The New Notes will be sterling denominated Sub-Class A8 Fixed Rate Notes due 2027/2050 and will be issued by the Issuer under the New Notes Base Prospectus. Except for differences in certain commercial details, including the New Notes Price, the New Notes Interest Rate (to be determined at the Pricing Time on the Price Determination Date) and that the New Notes will be capable of being redeemed at par by the Issuer on any date occurring on or after 31 January 2027 (being 6-months prior to the Expected Maturity Date of the New Notes), the New Notes will have substantially the same characteristics as the Existing Notes. The New Notes will be issued in denominations of £100,000 and integral multiples of £1,000 in excess thereof. Application will be made by the Issuer for the New Notes to be admitted to listing on the official list of the Irish Stock Exchange plc trading as Euronext Dublin (Euronext Dublin) and to trading on the Euronext Dublin's regulated market.

The New Notes are not being, and will not be, offered or sold in the United States. Nothing in this announcement or the Exchange Offer Memorandum constitutes an offer to sell or the solicitation of an offer to buy the New Notes in the United States or any other jurisdiction. Securities may not be offered, sold or delivered in the United States absent registration under, or an exemption from the registration requirements of, the United States Securities Act of 1933, as amended (the Securities Act). The New Notes have not been, and will not be, registered under the Securities Act or the securities laws of any state or other jurisdiction of the United States and may not be offered, sold or delivered, directly or indirectly, within the United States or to, or for the account or benefit of, U.S. persons.

The New Notes have and shall only be offered in conformity with the provisions of the Base Prospectus and the selling restrictions and, if applicable, the exemption wording, contained therein.

No action has been or will be taken in any jurisdiction in relation to the New Notes to permit a public offering of securities.

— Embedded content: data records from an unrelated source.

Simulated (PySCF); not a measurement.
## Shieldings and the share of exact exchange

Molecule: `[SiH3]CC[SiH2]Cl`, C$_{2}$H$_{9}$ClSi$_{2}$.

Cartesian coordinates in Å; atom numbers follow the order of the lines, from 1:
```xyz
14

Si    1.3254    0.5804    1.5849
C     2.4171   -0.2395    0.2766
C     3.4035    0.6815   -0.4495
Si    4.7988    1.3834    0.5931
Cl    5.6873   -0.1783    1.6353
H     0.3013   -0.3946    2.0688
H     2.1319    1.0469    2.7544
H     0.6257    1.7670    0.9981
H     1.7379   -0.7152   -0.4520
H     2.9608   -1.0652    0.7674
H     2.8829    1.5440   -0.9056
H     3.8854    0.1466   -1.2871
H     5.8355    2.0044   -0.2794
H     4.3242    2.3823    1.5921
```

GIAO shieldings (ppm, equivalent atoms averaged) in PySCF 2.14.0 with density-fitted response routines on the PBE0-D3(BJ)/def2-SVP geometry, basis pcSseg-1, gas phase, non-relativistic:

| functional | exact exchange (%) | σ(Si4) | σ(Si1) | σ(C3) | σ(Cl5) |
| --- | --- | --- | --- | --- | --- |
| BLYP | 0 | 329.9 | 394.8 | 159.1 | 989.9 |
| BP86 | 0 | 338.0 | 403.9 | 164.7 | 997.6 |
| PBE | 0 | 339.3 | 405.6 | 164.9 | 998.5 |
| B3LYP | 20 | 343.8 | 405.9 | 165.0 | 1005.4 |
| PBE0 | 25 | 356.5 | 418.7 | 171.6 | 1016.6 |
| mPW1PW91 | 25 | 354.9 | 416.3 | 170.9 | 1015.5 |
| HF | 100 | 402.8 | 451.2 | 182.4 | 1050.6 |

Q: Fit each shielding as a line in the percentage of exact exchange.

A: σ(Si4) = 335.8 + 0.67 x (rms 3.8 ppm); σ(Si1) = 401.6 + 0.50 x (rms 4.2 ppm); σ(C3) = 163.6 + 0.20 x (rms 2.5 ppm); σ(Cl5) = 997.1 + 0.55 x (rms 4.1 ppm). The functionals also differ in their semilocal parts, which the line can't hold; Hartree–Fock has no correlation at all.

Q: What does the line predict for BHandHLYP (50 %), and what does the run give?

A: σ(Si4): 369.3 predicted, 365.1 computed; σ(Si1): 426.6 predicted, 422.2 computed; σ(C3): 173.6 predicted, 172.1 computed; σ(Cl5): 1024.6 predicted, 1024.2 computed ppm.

Expected Timetable of Events

The following table sets out the expected dates and times of the key events relating to the Exchange Offer. This timetable is subject to the right of the Issuer, in its sole and absolute discretion, to extend, re-open, withdraw or terminate the Exchange Offer and to amend or waive any of the terms and conditions of the Exchange Offer, as described in the Exchange Offer Memorandum under the heading 'Amendment and Termination'. Accordingly, the actual timetable may differ significantly from the timetable below.

Events

Times and Dates
(all times are London time)

Commencement of Exchange Offer

Consent from the Jersey registrar of companies to circulate the Exchange Offer Memorandum is activated.

21 January 2020

Exchange Offer announced and Exchange Offer Memorandum available from the Exchange Agent.

21 January 2020

New Issue Spread Announcement

New Issue Spread announced.

Expected to be no later than 17:00 on 27 January 2020

Expiration Deadline

Deadline for receipt by the Exchange Agent of all Exchange Instructions.

30 January 2020 at 16:00

Announcement of Indicative Results

Announcement by the Issuer setting out an indicative level of participation in the Exchange Offer and the details of any Pro-Ration Factor to be applied.

As soon as reasonably practicable after the Expiration Deadline

Pricing Time on the Price Determination Date

Fixing of the Existing Notes Reference Security Rate and the New Notes Reference Security Rate.

Expected to be no later than 11:00 on 31 January 2020

Announcement of Results

Announcement by the Issuer, subject to the settlement of the issue of the New Notes, of whether the Issuer will accept valid Offers to Exchange and if so accepted, of the Acceptance Amount, the New Notes Price, the New Notes Interest Rate, the aggregate principal amount of the New Notes to be issued, the Exchange Price, the Cash Consideration, any Pro-Ration Factor applied, and whether the Minimum New Issue Size has been satisfied or waived.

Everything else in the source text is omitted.